Latest research from the AIC reveals parents vastly underestimate amount of student debt.

The latest student debt research from the Association of Investment Companies (AIC) demonstrates that both parents and students are underestimating student debt. Students at university or planning to go to university think they will leave university with an average of £37,935 worth of debt. Parents on the other hand, vastly underestimated this figure and said, on average, they’d expect their children to leave university with £23,954 of student debt. Both estimates are lower than that of the Institute for Fiscal Studies, which last year forecast that student debt would rise to over £50,000.

Although help with university costs remains the top priority for parents (48%) and students (43%), students are increasingly concerned about getting on the housing ladder. This year the key financial priority for 38% of students was help towards buying a first property, a 5-percentage point increase on 2017 (33%). In contrast, for parents, help towards buying a first property is less important than it was last year, with 34% rating it their top financial priority in comparison to 38% in 2017.

A lifelong commitment

Based on expectations of having an average of almost £38,000 of student debt, 42% of students that are expecting to leave university with debt felt that it will take them more than 20 years to repay it once they’ve graduated. This echoes recent graduates’ feelings, with 55% of those that left with student debt saying they think it will take them more than 20 years to repay it. 88% of these said they will be paying off their debt fully themselves and 41% of those think they’ll be aged 50 or older by the time they will have cleared all their student debt.

Despite the costs involved, 61% of students said they never considered not going to university.

Help buying a first property or help financing university?

The greatest financial priority for students was help towards financing university costs (43%) but this had decreased from last year’s survey when 47% of students were of this opinion. Help towards buying a first property on the other hand, has increased as a financial priority with 38% of students rating it their top priority for financial assistance in comparison to 33% in 2017.

Interestingly, of the students who said their family contributed to a savings scheme for their future (32%), 46% stated that this will be used for buying their first property; 27% said it will be used for university costs; and 17% said they weren’t sure what it would be used for yet.

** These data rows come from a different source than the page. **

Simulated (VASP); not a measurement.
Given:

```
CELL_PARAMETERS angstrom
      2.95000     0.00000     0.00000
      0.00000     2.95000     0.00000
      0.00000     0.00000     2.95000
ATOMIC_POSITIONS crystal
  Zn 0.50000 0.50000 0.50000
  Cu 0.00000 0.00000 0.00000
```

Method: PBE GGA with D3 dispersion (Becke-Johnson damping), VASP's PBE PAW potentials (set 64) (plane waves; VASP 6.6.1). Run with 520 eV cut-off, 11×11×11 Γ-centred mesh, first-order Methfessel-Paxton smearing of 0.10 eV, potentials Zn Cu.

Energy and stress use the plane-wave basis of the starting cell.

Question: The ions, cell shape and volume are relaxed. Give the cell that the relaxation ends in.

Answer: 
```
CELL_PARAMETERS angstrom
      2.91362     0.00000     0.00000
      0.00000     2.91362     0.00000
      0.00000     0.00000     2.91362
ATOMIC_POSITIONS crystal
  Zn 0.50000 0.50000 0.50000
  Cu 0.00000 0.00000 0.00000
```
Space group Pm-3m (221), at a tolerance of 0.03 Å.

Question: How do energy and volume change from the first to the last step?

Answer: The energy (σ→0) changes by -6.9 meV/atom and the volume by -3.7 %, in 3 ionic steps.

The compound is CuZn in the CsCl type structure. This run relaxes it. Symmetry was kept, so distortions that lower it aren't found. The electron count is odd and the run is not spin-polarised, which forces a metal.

While help towards buying a first property has gone up as a priority for students, the survey revealed that 48% of parents think help towards university costs is the greatest financial priority to assist their child with. This is up 5-percentage points on last year’s survey (43%). Help towards buying a first property is the top priority for 34% of parents, but this is slightly down on last year’s 38%.

Financing university

Understandably, student loans are a popular option amongst both students and parents. 85% of students say they either have or are planning to take out a student loan to help finance university, while 73% of parents expect their children to take out a student loan.

Nevertheless, 65% of students think it is realistic that their family will be able to help them financially whilst they’re at university and 62% of parents said they were currently contributing or planning to contribute financially to help their child finance university. 17% of those parents that contribute or plan to contribute financially stated that they would be using all or most of their cash savings.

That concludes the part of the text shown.